Power payout: $15-$375 for customers
Electricity customers throughout the wider Auckland region are in for a payment ranging from $15 to $375. Vector is passing on a $15 Transpower rebate to all of its customers but only those who are in the old Auckland Electric Power Board area are eligible for the payment.
Their stake is held by a publicly owned trust, Entrust, which pays out the bulk of its dividend from Vector to 336,000 consumers.
In the north and western part of the Vector area consumers and council owners sold their shares in the former Waitemata Electric Power
Board area to private companies during the electricity reforms of the early 1990s, meaning they no longer get annual dividends.
This means about 232,000 residential consumers and businesses in the northern area will get $15, Vector says.

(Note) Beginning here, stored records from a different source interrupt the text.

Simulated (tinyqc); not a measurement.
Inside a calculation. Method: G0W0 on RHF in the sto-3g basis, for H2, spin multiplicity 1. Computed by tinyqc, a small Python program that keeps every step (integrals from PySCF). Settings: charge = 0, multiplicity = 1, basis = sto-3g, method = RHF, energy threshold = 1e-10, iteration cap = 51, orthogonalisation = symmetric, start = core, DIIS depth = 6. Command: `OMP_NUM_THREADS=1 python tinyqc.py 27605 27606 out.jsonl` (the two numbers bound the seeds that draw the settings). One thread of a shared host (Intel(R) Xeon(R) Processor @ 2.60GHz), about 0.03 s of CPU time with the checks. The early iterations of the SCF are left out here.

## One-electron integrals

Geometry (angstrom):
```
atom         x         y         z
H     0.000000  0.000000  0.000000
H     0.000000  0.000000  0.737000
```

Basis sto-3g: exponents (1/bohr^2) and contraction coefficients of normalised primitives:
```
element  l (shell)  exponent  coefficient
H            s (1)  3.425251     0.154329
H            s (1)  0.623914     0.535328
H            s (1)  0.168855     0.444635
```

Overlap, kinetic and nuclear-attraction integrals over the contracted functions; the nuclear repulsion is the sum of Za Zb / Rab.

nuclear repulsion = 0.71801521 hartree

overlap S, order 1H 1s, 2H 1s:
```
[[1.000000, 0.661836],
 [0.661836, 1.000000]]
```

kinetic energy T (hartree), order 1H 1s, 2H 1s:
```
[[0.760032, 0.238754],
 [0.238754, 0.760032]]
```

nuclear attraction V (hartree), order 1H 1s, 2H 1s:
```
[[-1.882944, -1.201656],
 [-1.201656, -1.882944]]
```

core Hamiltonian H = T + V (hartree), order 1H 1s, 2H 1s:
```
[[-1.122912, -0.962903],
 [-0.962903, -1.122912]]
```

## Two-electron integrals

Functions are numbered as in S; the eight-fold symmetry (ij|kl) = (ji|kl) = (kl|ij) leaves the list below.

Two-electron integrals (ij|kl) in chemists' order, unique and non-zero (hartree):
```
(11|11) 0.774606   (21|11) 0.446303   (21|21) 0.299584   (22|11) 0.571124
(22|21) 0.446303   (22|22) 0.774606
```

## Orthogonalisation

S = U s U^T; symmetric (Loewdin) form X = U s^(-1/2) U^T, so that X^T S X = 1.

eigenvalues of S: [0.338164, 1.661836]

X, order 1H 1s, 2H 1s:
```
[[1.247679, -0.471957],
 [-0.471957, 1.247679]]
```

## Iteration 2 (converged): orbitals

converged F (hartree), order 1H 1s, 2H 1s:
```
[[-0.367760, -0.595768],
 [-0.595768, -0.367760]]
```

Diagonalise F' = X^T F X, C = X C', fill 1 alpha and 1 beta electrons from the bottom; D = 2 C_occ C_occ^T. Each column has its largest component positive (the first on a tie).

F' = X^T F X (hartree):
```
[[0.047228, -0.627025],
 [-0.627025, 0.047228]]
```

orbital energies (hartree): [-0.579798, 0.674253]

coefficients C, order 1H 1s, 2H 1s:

“We will be passing this payment on to power companies who should then provide their customers with a credit on their power bill of $15 later this year,” the company says.
The $15 payment — known as a loss rental rebate — is what Transpower pays out from any surplus each year once the costs in the electricity wholesale market have been worked out.
Loss rental rebates may vary each year depending on the dynamics of the electricity market and last year were $30. In addition, last year’s payment covered a period of 15 months whereas this year’s payment was for a 12-month period.
Entrust owns 75.1 per cent of Vector, and says the $375 in dividend and Transpower rebate will be paid to eligible customers later this month.
The trust’s chairman, William Cairns, says the dividend will contribute more than $120 million to Auckland’s economy.
“A good portion of it will be spent in local neighbourhoods, with local businesses, which further benefits local communities.”
During the past 26 years Entrust has paid out more than $1.7 billion to those in the old AEPB area — Auckland, Manukau, northern Papakura and eastern Franklin. Last year the trust paid a $350 dividend.
Under an agreement with Vector, $10.4m a year is spent on undergrounding power lines, a commitment that has been criticised as too small. So far 108km of power lines have been buried.
Last month Vector declared a net profit after tax of $84m in the year to June 30, 2019 after the $46.6m impairment from its E-co Products Group, which trades as HRV.
That was down from the previous year’s profit of $149.8m which included a one-off tax gain of $16.7m.
Excluding the impairment, the company said its net profit of $130.6m was down slightly on the previous year.